04 March 2017

Reading Summaries (5): Corporate cooptation of organic and fair trade standards

Article by Jaffee & Howard (2010) examining the dynamics of the organics and fair trade, focusing on a ‘‘corporate countermovement’’ in increasing corporatization and renegotiating the standards of new market sectors (organics) by the comparative analysis. The question of this observation is how does capital respond to social movements and rewrite the rules of the game in an increasingly globalized agri-food system?
 
In the U.S, organic food system has a transformation to an industry worth more than $19 billion a year. In the mid1990s, corporate participation in organics sector increased dramatically approached 1% of total U.S. food sales. In fact, 14 of the 20 largest food processors in North America have acquired organic brands or versions. By the late 1990s, more than 40 certifiers were operating at the state or regional level. Moreover, throughout the process of centralizing state authority over the meaning of organic, sales of certified organic foods in the U.S. increased with an average 20% annual growth almost every year since 1990. 

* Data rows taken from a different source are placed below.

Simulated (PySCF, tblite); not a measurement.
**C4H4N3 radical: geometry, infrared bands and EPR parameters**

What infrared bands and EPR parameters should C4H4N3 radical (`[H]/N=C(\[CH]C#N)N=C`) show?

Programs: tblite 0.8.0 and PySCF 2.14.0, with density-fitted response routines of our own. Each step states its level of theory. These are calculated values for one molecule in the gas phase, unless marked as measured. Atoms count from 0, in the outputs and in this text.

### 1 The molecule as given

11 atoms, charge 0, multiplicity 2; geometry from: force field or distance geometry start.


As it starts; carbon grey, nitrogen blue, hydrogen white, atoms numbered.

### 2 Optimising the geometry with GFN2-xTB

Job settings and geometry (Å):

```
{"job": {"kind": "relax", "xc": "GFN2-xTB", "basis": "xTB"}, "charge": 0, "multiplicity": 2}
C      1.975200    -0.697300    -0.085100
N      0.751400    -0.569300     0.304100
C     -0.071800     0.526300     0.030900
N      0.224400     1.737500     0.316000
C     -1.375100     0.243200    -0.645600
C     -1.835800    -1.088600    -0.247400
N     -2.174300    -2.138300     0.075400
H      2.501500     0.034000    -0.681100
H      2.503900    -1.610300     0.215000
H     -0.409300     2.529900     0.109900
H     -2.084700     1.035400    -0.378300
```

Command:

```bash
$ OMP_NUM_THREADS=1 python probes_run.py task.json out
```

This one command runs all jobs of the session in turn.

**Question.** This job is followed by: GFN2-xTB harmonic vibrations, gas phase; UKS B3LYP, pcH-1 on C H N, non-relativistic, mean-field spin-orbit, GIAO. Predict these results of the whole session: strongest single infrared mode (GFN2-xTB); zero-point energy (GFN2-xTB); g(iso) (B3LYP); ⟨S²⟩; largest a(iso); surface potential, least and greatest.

However, the necessary motivation that drives the corporation efforts to co-opt agri-food alternatives still the goal of profit rather than a commitment to the ethical values. Cooptation can be defined as ‘‘the process of absorbing new elements into the leadership or policy-determining structure of an organization as a means of averting threats to its stability or existence, in either formal or informal way.” (Selznick, 1949). Cooptation has been used as a strategy of corporations to maintain their status quo. The process through which special interests affect state intervention in any of its forms defined as regulatory captures (Dal Bo, 2006). The result of this process is increased power on the corporations to weaken or dilute standards in ways that facilitate capital accumulation and deflect challenges to the status quo.
In the U.S. system, the standards highly vulnerable to political interference on behalf of specific industries and even specific companies. For this reason, many observers emphasize the risks of rapid growth and the distinction between volume growth at any cost (‘‘growth for growth’s sake’’) versus growth with attention to foundational principles (‘‘growth to further a vision’’). Many movements’ only pay high care and opposition to the mainstream capitalist behavior, but not to the process of accumulation itself. In conclusion of these articles, both organics and fair trade cooptation stories can be read as the importance of participation scales, the crucial of the bodies initial design and structure (that regulate/govern access and certification), and the necessary of the standard setting locus. 

 
‘‘In the environmental movement, our defeats are always final, our victories always provisional. What you save today can still be destroyed tomorrow—and so often is’’ (Jose Lutzinger). I think this is the most compelling and relevant quotes that we should always remember.